School of Last Resort
New doc shows a high school that reaches the most far gone students
Twentynine Palms, California, is the perfect setting for a film noir – see the eponymous 2003 film – not an inspiring educational documentary. It's arid, isolated, with a meth problem and double-digit unemployment. It's the kind of community with an implicit acceptance that kids will drop out. But Black Rock High, the school featured in new documentary The Bad Kids, is busting that expectation.

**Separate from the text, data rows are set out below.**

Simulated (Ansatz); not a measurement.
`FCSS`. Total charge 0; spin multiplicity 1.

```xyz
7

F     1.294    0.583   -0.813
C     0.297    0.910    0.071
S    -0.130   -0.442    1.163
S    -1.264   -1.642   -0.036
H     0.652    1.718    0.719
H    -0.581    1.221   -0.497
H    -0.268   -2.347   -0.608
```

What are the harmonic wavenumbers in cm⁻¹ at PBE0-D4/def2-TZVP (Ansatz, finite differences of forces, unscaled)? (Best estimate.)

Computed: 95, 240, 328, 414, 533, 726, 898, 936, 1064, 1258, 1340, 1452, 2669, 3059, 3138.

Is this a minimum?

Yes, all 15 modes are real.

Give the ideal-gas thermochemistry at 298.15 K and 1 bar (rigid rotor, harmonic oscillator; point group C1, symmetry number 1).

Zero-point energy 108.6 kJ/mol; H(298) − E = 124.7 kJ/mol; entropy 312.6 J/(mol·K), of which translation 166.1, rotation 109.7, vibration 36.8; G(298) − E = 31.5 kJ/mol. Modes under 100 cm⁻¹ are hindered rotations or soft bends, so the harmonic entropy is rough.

Filmmakers Keith Fulton and Lou Pepe made their names far away from the classroom, by twice chronicling the erratic genius of Terry Gilliam (first in 1996's The Hamster Factor and Other Tales of Twelve Monkeys, then 2002's Lost in La Mancha). In 2011, the pair were hired by Teaching Channel to create short documentaries about public school teachers who were making a difference. After filming several stories in urban Los Angeles, they needed a more rural campus for balance. Twentynine Palms, with its combination of pressing need and spectacular scenery, seemed perfect. Pepe said, "The Los Angeles school district is difficult to work with, because it's huge, and they treat most requests to shoot in a school as if you're a network TV show. It's just a lot of red tape. We thought, 'Well, let's go to a district where no one goes, and they'll let us shoot whatever we want.'"
When the pair approached the Morongo Unified School District, they were looking for the traditional feel-good classroom story, and were nervous when administrators told them they should consider Black Rock. "Even in its community, it's known as the school where the bad kids go," Pepe said. "Kids who are homeless, or have kids of their own, or they're recovering from addiction, or they're dealing with abuse, or they've been expelled from their regular high school for behavioral issues, this is where those kids go." As soon as they visited the campus, not only did their concerns evaporate, but they knew that a 15-minute YouTube video wasn't going to be enough. "We walked in the door, and it was the warmest, most embracing environment you could imagine."
Black Rock is one of California's 500 continuation high schools, the network of campuses intended to get potential dropouts over the diploma finish line. Tragically, some are just body storage, a place to put students until they are 18 and no longer the system's problem. Many are run on strict, authoritarian discipline, as if yelling at these kids will make them pay attention. Not Black Rock: Under Principal Vonda Viland, Pepe said, "It's just the opposite. What these kids needed was a more maternal approach that was about acknowledging them, seeing them, letting them know that you see them, and treating them with a gentler hand, a hand that understands that they are more fragile than you think they are."
The program is set up much more like a middle school than a high school, giving flexibility when kids need it because of erratic home lives, and providing all the support they need or can handle. There is still discipline, even expulsions, but the staff knows that they may well be the school of last resort for many of their students. Pepe quoted Viland, and the philosophy behind what she calls her "nurture and nag" approach to education: "The students who need the most love are the ones that show it in the least loving ways." He admitted that "it sounds a little touchy-feely, but for many of these kids, the eight hours when they're at school are the safe hours of their day."
Over the course of a school year, the two-man crew of Pepe and Fulton filmed and talked to many of the Black Rock kids before three came to the fore. None of them are the stereotypical tough case of dropout fiction: There's Jennifer Coffield, the hardworking student whose school career is derailed by an unsupportive family; Lee Bridges, a teen father balancing building a better future for his family against providing for them now; and Joey McGee, a promising and soulful young musician who Pepe describes as having a "mixture of regular teenage issues, addiction issues, and all kinds of issues bigger than I can understand." But just as important as showing these students' lives was portraying the reality of the Black Rock teachers: not miracle workers, just compassionate and determined. When a student arrives with a life full of troubles, "there is no fixing that," said Pepe. "It's about, how do you give young people tools so that when they're ready to take agency in their own lives, they have something more than when they started out?"